Then I put my phone away and the two of us breathe in the clean air for a little bit, in silence, until it’s time to go back down through the woods again.
“How’s our insta game?” Cam asks, as he turns the key in the ignition.
“Strong,” I say. In the passenger seat, I’m collaging the photos together, applying a filter—“Caption?” I ask.
“I was thinking—something like, ‘They’re not hiking boots, but they’ll do,’ referring to our shoe photo?”
“That’s droll, I like it,” I say, and add it to the Instagram. A few seconds later, it’s up on my account, and already has one Like.
Miles away, on phones and laptop screens, Cam and I are popping up every few hours, our smiling faces, the landscapes we see, the songs we played, the videos we took playing on endless loop. The friends who couldn’t come with us send us their love—or at least, their likes. I compile an album on my phone: “Snaps of America,” it says.
Through Minnesota, we roll the windows down, I stick my phone outside, and we play dance music so loud it makes our ears hurt. Playing the six-second video back, there’s Cam’s grin, my face reflected in the side-view mirror, the echoing rush of freeway and the endless house beat repeating itself, looping again and again. Our nighttime arrival in Cleveland is commemorated by a video of the illuminated car dashboard, backed by The National’s “Bloodbuzz Ohio.” In Indiana, we drive past a field of sunflowers, the first I’ve ever seen, and I rush to take a photograph, tweeting it a few minutes later.
The whiskey we drank, the sunflower seeds we ate and spat, the places we slept: all make it into the digital backlog forming behind us, a froth of pixels left in our wake. My phone becomes part of the ritual of the road trip. Every morning, when we leave our chosen city at eight or nine, I nudge Cam to lean over from the driver’s seat. “Lean in,” I say, “We snap.” I always grin, he pulls a grimace, I caption it with something, and we send it off to our friends. We’ve saved everything we sent, too, so that we can scroll through all the oddities of the trip together, months from now, I imagine.
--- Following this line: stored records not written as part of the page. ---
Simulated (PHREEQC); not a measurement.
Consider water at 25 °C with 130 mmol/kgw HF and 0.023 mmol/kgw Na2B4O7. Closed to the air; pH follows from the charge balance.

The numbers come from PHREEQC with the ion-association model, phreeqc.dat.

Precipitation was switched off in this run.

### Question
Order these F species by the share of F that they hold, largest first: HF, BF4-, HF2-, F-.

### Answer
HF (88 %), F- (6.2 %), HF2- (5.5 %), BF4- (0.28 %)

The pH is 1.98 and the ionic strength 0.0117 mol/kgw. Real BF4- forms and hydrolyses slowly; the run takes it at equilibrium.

I am acutely aware of how technology informs memory, how it constructs it. Throughout the trip, I became the de facto archivist, collecting and displaying the bytes of our lives on at least four different social mediums: Instagram, Twitter, Vine, Snapchat. Does that sound millennial to you? Are you cringing as you read this? Do you, perhaps, feel as though we lost our trip as we were experiencing it? It’s impossible not think of that Wendell Berry poem, “The Vacation”:
Once there was a man who filmed his vacation.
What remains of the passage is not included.